Hyundai’s offering in the segment, which has come about after more than a year of study, boasts of the highest horsepower (197 bhp) in the Rs 17-23 lakh price range. It also tries to justify the higher price over its close and established competitors by adding a host of features such as the Electronic Stability Program, Traction Control System, a six-speed manual gearbox and roll-over sensors besides segment standards such as an anti-lock braking system and airbags. It is targeting yearly sales of 600-800 units for the premium SUV.

As Saxena explains, “Our product is best-in-segment in terms of power, safety and performance. Low presence of the brand image in the premium segment may be a bit of a challenge, but we’re aiming to get a reasonable share of the market.”

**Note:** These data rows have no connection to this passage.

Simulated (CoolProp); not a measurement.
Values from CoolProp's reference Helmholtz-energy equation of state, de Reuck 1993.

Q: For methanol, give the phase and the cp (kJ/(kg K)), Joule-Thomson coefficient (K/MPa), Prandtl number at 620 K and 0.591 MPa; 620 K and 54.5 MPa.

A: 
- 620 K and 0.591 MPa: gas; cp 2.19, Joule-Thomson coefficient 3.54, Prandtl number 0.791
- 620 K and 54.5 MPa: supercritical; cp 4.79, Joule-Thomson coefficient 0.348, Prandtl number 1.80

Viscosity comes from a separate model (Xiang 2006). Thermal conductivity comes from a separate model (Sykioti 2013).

To create excitement among potential customers of the Santa Fe, Hyundai is initially advertising in mostly newspapers and magazines. Besides, it is also marketing the SUV on various Web sites and search engines. It is, however, yet to launch a TV ad as the company feels it will not be able to match the demand created by a major nationwide advertorial campaign.

“TV ads may come by next year depending on the market response. Right now, we have low supply of cars from Korea, so advertising a lot may mean that we will not be able to match up to (potential) high demand. We’re positioning it in the luxury crossover segment and may later associate with premium events and sport such as golf. That will bring us closer to the target customers,” says a top official in Hyundai’s advertising team.